4. Arguments against, risks and challenges
While the proposals have significant appeal, there are serious questions and risks. Several technical, operational, legal and policy challenges must be reckoned with.
Risk of permanent loss or service failure
The most fundamental objection is: what happens if a public body is crippled by ransomware and has no viable fallback? Without the option to pay, some data or systems may be irrecoverably lost, emails and services offline for prolonged periods, and core public services degraded.
In life-or-death or time-sensitive services, this could pose real threat to wellbeing. Some consultation respondents argued for exceptions in national security or public safety cases.
Smaller or less well-resourced organisations may lack the capacity to respond effectively without paying. In those cases, the ban may force them into catastrophic outcomes.
Displacement of attacks
There is a danger that attackers will simply shift to other targets private organisations, non-covered sectors, or supply chain entities not under the ban. Indeed, critics warn that the ban merely pushes the problem elsewhere, rather than eliminating it.
If attackers cannot succeed in public sector, they may intensify attacks on companies that service or supply those bodies, or more lightly defended private firms.
Increased complexity, compliance burden, and unintended behaviour
The regime will introduce new administrative burdens: reporting, intent notification, internal controls, audits, etc. Organisations may find themselves torn between responding rapidly and complying with procedural rules.
Some bodies under attack may delay recovery action while awaiting permission or guidance, increasing downtime. Others may attempt to disguise or misclassify incidents to evade reporting or penalties.

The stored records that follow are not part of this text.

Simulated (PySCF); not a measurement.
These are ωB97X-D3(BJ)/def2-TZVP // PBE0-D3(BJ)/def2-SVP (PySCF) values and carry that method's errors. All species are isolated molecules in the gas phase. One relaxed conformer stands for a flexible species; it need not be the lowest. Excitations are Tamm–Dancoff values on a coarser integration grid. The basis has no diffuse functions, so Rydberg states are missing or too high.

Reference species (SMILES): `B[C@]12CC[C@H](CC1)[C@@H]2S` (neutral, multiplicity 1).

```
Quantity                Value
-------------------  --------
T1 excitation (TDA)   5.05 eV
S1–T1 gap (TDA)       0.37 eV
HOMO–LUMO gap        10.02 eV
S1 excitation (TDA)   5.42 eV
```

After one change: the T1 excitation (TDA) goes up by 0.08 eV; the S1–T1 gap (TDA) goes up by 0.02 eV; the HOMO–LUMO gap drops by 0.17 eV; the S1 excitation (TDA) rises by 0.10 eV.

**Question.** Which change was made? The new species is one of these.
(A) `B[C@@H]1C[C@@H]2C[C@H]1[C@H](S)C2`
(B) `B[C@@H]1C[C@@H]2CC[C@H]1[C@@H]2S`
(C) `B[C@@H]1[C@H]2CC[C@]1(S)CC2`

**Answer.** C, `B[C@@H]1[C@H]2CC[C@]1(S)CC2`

There is also risk that restrictive rules embolden attackers to escalate tactics for example, by publishing stolen data (double extortion), threatening reputational harm, or using other forms of extortion rather than encryption. A ban on payments does not prevent data theft or other vector-based extortion.
Enforcement and proportionality
Implementing and policing this regime will be challenging. Distinguishing legitimate payments (e.g. to external recovery services) from ransom payments may be non-trivial. Determining intent and proving it in some circumstances may strain enforcement capacity.
Penalties must be carefully calibrated to avoid punishing victims harshly or creating perverse outcomes. Some consultation respondents warned that overly draconian punishment might discourage full transparency or push victims underground.
Cost and resource implications
Many public sector bodies already struggle with underfunding, legacy IT systems, patch debt, and limited cyber capacity. Expecting them to pivot rapidly into a world where ransom is not an option demands significant investment in backup systems, resilience, resilience testing, incident response, staff training and security operations.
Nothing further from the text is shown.